General Agent
Use the AI Scraper General Agent to extract structured data from single web pages using natural language prompts.
The General Agent is designed specifically for extracting data from a single web page, especially product detail pages, profile pages, article pages, property detail pages, and other one-off pages where you already have the final URL. Perfect when you just need to pull specific information from one page only, without navigation or crawling across listings.
Note
Avoid using this for listing or catalog pages containing multiple products. For those pages, use the Listing Agent.
General Agent Usage
| Category | Scenarios | Example URLs |
|---|---|---|
| Use General Agent | - Extract structured data from a single page (product, article, profile, event, job posting) - Scrape a product or listing detail page without visiting other pages - You already have the final target URL - No navigation, pagination, clicking, or scrolling required - Page can be processed in one static or dynamically rendered view | https://www.walmart.com/ip/15377670482 https://www.zillow.com/homedetails/101-Frederica-St-UNIT-301-Owensboro-KY-42301/455517252_zpid/ https://www.bbc.co.uk/news/articles/ckgmy90z991o |
| Do NOT Use General Agent | - Listing pages with multiple products/items (use Listing Agent) - Search results pages - Category pages with multiple products - Directory pages with many profiles/businesses - Multi-page extraction requiring pagination | https://www.amazon.com/s?k=laptops https://www.walmart.com/browse/electronics https://www.zillow.com/homes/fo |
Limitations
The General Agent has the following limitations:
- No Browser Automation: Cannot perform clicks, scrolling, or interact with dynamic elements
- No Pagination: Cannot navigate to next pages or load more content automatically
- Single Page Only: Cannot open or follow links to detail pages from listing URLs
- No Form Submission: Cannot fill out forms, log in, or submit data
- Static Content Focus: Works best with content that's immediately visible on page load
- No Multi-Step Workflows: Cannot perform sequences like "click product → extract details → go back"
Note
If you need to scrape multiple items from listing pages or navigate through pagination, use the Listing Agent or Map Agent instead.
Example Usage
Follow these steps to use the General Agent from your dashboard:
- Log in to MrScraper, then click Scraper in the left sidebar
- Click New AI Scraper + at the top to create a new scraper
- Select the General Scraper Agent and enter the URL to scrape
- Choose between Cheap or Super Agent
General Agent uses the Super type by default for optimal accuracy.

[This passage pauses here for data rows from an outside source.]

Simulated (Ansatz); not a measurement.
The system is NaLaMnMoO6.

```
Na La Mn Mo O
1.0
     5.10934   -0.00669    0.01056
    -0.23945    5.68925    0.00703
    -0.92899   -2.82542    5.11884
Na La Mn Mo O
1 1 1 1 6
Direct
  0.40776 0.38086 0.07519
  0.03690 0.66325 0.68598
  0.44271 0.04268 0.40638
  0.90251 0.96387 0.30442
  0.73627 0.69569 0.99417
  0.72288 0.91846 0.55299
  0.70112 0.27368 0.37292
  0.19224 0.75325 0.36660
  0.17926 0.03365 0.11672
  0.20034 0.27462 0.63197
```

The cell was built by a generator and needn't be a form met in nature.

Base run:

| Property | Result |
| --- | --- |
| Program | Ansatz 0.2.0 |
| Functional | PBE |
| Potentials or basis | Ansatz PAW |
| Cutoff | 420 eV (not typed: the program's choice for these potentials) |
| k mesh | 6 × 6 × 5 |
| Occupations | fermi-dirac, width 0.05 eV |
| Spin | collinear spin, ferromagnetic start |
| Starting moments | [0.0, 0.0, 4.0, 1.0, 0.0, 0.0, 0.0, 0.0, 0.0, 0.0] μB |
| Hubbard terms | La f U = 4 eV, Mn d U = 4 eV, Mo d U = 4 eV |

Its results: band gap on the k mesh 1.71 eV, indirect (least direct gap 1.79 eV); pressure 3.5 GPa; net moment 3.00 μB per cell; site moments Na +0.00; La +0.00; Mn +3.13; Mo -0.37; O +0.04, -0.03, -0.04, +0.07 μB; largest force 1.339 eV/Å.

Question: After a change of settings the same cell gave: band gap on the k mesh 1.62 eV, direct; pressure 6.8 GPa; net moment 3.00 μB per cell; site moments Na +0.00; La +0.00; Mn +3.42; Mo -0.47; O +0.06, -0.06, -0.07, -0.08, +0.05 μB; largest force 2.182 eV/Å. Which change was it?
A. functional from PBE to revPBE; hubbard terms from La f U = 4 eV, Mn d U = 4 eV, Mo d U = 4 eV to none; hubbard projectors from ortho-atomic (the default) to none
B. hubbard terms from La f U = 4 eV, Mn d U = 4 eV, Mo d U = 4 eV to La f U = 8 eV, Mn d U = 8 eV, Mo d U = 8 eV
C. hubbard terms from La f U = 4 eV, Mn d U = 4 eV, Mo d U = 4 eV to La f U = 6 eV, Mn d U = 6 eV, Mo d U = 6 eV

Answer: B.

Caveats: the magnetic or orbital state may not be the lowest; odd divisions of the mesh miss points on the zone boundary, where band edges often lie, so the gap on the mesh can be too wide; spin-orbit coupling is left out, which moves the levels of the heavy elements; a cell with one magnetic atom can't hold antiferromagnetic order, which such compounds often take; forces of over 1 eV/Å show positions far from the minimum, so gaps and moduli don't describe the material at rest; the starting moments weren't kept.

- Wait for the AI to process the provided URL
- Enter your prompt describing the data you want to extract
- The AI will analyze your prompt and extract the requested data
- Once complete, review your results or export them as JSON or CSV
Example: Scraping E-Commerce Product Details
Example URL:
https://www.walmart.com/ip/15377670482
Initial Extracted Data:
{
"data": {
"id": "1",
"name": "Restored Dell Latitude 3190 | 11.6\" Touchscreen Laptop PC | Intel Core Pentium Silver N5030 (1.1 GHz) | 8GB RAM | 128GB SSD | Windows 11 Pro (Refurbished)",
"price": "158.00",
"rating": "4.6",
"seller": {
"name": "Discount Computer Depot",
"rating": "3.8",
"reviews_count": "9721"
},
"source": "product",
"reviews": "18",
"features": {
"Display Features": "11.6-inch touchscreen display",
"Memory & Storage": "8GB RAM, 128GB SSD",
"Operating System": "Windows 11 Pro",
"Processor Details": "Intel Core Pentium Silver N5030, 1.1 GHz",
"Graphics Capability": "Intel UHD Graphics 605",
"Connectivity Options": "Display Port",
"Integrated Peripherals": "Built-in webcam"
},
"shipping": {
"method": "Shipping",
"arrival": "Dec 16",
"availability": "Free"
},
"return_policy": "Free 90-day returns"
}
}Refining with a Follow-up Prompt:
Remove the seller and shipping fields from the extracted JSON.
Refined Output:
{
"data": {
"id": "1",
"name": "Restored Dell Latitude 3190 | 11.6\" Touchscreen Laptop PC | Intel Core Pentium Silver N5030 (1.1 GHz) | 8GB RAM | 128GB SSD | Windows 11 Pro (Refurbished)",
"price": "158.00",
"rating": "4.6",
"source": "product",
"reviews": "18",
"features": {
"Display Features": "11.6-inch touchscreen display",
"Memory & Storage": "8GB RAM, 128GB SSD",
"Operating System": "Windows 11 Pro",
"Processor Details": "Intel Core Pentium Silver N5030, 1.1 GHz",
"Graphics Capability": "Intel UHD Graphics 605",
"Connectivity Options": "Display Port",
"Integrated Peripherals": "Built-in webcam"
},
"return_policy": "Free 90-day returns"
}
}Tips and Best Practices
- Be Specific with Your Prompts: Clear, detailed prompts yield better results. Instead of "Get product info," try "Extract product name, price, rating, and available colors"
- Validate Before Scaling: Always review a sample extraction before automating large-scale scraping jobs
- Use Cheap Mode first: Start with cheap mode to test whether extraction works. If it fails, then switch to Super Mode.
- Refine Iteratively: If initial results are incomplete, adjust your prompt and re-run. You can build upon previous extractions with follow-up prompts
- Retry When Needed: If results look incomplete, adjust your prompt and rerun.
- Use Structured Prompts: Frame your requests clearly, e.g., "Extract: product title, price, SKU, availability status, and customer ratings"
Tip
For the best results, describe both what data you want and how you want it structured in your prompt.